The common thing is that there are people who will interact with your work by choosing certain paths, all of which you have to account for.

The problem with writing these things in Word is that you can very quickly lose track of where exactly you wrote what and which events predate the current state you are writing about. Overlooking paths you have already accounted for can happen quite fast. Putting new paths you haven't thought of before into the document is quite difficult. Making multiple files can lead to a lot of files and thereby it becomes difficult to keep track of everything again.

Of course often you have certain decisions that lead to branches and then merge the branches for key events again, but most the problems I mentioned are still there.

Is there software that would help me overcome these problems? Preferrably the software should be free.

  • 2
    Though software would be useful, I think the real question here is how to keep track of all those possible actions and several plot lines without leaving unresolved plot holes for each option. I can see very quickly the more choices you have to deviate from the main plot, the harder it would be to write. You're essentially writing several different stories at once. I have a similar issue with my story concept, (with a character who can do small things to alter time.) thus am curious how to go about it. – BugFolk Jan 10 '18 at 20:48
8

While not a program I would suggest using a flowchart.

A flowchart is a type of diagram that represents an algorithm, workflow or process, showing the steps as boxes of various kinds, and their order by connecting them with arrows.

Since you mention visual novels in your question 2 good examples I know of are the flowcharts that you can find for the translations of the visual novels Tsukihime and Fate/Stay night.

Fate/Stay Night flowchart

While not the full image of Fate/Stay Night's you can track down the original .pdf file (it's included in Mirror Moon's translation of the original game and the Realta Nua PC Translation (the latter is what I'd recommend)).

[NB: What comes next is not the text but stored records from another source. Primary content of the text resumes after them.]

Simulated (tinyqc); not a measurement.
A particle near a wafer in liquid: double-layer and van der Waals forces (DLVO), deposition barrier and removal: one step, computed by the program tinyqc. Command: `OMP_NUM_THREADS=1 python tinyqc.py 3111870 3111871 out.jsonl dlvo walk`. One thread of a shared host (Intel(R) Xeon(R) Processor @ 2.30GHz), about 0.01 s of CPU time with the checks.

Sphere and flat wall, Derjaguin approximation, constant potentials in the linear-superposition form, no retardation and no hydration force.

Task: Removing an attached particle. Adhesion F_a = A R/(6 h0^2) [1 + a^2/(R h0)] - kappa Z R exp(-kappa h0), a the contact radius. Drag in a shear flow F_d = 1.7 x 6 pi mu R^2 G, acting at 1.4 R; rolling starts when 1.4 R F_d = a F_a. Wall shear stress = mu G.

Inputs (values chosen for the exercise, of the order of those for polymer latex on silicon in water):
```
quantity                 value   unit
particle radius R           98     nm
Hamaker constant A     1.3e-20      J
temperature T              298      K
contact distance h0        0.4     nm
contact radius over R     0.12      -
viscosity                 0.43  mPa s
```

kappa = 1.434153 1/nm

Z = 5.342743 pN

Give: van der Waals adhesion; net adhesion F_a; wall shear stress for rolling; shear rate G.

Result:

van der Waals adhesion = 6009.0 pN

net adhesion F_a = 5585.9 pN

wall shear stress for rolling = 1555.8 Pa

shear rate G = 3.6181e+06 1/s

You can see how the flowchart can not only track progress, but also allows you to play with choices and variable management during planning for branching storylines ie. in Fate Stay Night you see how it shows where it branches at the end of the 3rd day and that there is a check to see if you continue with the Fate Route (Blonde1) or Heaven's Feel Route (Purple).

As for a program you might want to try yEd. The link there takes you to the Software Recommendations SE Site where I asked for software for making Character Relationship Maps. In a way Character Relationship Maps are very similar to flowcharts and using yDe myself I can say that you could make a flowchart similar to Fate/Stay Night's in it.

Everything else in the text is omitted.